BOSTON – Fans of Pinchas Zukerman, take note. For the price of a Boston Symphony Orchestra ticket to next week’s Casual Fridays performance, concertgoers can opt in for a technology-enhanced experience that offers a rare view of the world-reanowned musician as he conducts the BSO.
The subscription series program on Feb. 21, 22 and 25 will feature works by Strauss, Bruckner, Mozart and Haydn.
Zukerman, a two-time Grammy award winner, is widely hailed as a virtuoso violinist. But the 71-year-old Israeli-born musician is also a highly sought-after conductor, traversing the globe’s most prestigious concert halls for some four decades and serving as conductor emeritus with the National Arts Centre Orchestra in Toronto and principal guest conductor of London’s Royal Philharmonic Orchestra. He is currently in his fifth season as artist-in-residence of the Adelaide Symphony Orchestra in Australia.

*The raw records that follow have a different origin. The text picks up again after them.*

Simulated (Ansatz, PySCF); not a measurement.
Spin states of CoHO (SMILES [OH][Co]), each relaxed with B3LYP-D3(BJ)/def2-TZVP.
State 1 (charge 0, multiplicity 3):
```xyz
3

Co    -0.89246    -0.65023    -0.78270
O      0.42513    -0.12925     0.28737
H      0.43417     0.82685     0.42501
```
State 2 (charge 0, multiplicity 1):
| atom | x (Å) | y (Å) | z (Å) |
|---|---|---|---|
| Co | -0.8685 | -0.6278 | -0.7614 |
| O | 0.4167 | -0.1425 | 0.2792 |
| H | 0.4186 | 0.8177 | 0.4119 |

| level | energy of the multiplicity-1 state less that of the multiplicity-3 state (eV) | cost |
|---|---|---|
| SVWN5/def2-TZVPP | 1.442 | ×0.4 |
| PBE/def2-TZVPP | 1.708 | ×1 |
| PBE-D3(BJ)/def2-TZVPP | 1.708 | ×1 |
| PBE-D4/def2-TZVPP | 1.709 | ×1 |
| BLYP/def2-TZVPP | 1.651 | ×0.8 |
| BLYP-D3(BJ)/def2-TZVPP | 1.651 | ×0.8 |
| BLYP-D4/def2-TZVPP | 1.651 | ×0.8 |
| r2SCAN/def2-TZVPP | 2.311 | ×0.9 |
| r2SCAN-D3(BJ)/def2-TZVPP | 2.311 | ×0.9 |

Conducting “has allowed me other avenues of study, communication, and inspiration in my musical journey,” Zukerman said in an email.
Zukerman is admired as a collaborator, according to Anthony Fogg, the BSO’s artistic administrator and director of Tanglewood.
“For him, conducting is like being part of a large chamber ensemble,” said Fogg.
When he takes up his violin in Mozart’s Violin Concerto No. 3, audience members will be struck by Zukerman’s “rich, full-bodied tone,” Fogg observed. “His right arm is a miracle. His ability to produce seamless legato and infinite gradations of color and dynamics is quite remarkable.”
At the Feb. 21 performance, the vibe at the stately Symphony Hall will loosen up: dress will be relaxed and there will be free pre- and post- concert receptions. People who buy seats in designated sections of Symphony Hall can use their phones, with the sound turned off, to connect with the BSO’s online tool featuring interactive program notes and other features. A special camera flips the audience perspective with a view of the conductor from the angle of the musicians. And for those who can’t make it to Symphony Hall, the performance will be broadcast live on 99.5, WCRB.
Zukerman has long, close ties with the BSO, with decades of performances at both Symphony Hall and at Tanglewood, the BSO’s summer home in the Berkshires.
“I have had the fortune of performing with the BSO since my debut in Tanglewood in 1969 with Eric Leinsdorf,” said Zukerman. “The string sound of the orchestra has always been something magical and I have enjoyed a wonderful rapport with these incredible musicians.”
In an interview last summer, Zukerman recalled that memorable first solo performance at Tanglewood on July 20, the day of the Apollo 11 moon landing. “I felt like I landed on the moon,” he said.
At Tanglewood last August, Zukerman and cellist Amanda Forsyth, his frequent musical collaborator and wife, dazzled the audience with the exhilarating North American debut of Avner Dorman’s Double Concerto for Violin and Cello and Orchestra, co-commissioned in honor of Zukerman’s 70th birthday by the BSO, Canada’s National Arts Centre Orchestra, and the Adelaide Symphony Orchestra, where it had its world premiere in June.
The vibrant work was conducted by Asher Fisch. In April, Zukerman and Forsyth will perform the work with the Israel Philharmonic.
It was a coincidence that the three collaborators for the Tanglewood performance are Israeli, Zukerman and Forsyth said. But it is a source of pride and a testament to the way classical musicians are nurtured by Israel’s tradition of cultural curiosity, Zukerman said.
“The work proved to be a marvelous showcase for both Pinchas and Amanda, and made great use of the full range of orchestral colors available,” the BSO’s Fogg said.
It may be no coincidence that Zukerman is at the helm for the BSO’s tech-friendly Casual Friday performance. His career may have launched mid 20th century, but count Zukerman as an enthusiast of 21st century technology.
He rattled off with amazement the rapid pace and wide array of advances in the field, from virtual collaborations between musicians to the power of music to improve health and well-being.
Beyond the performance stage, Zukerman is leaving his mark as an educator, teaching for more than 25 years at the Manhattan School of Music and launching educational initiatives. He cherishes the guiding role he plays advancing the studies and careers of young talented musicians. “It’s one of the most exciting things that can happen to any one,” Zukerman said.
He is passing on the legacy of his mentors who recognized something in him. “That is a kind of obligation.”
But the responsibility goes further than working with only the most talented musicians, Zukerman added. He is passionate about sharing music with a broad audience.
“Music is the most powerful element between people.”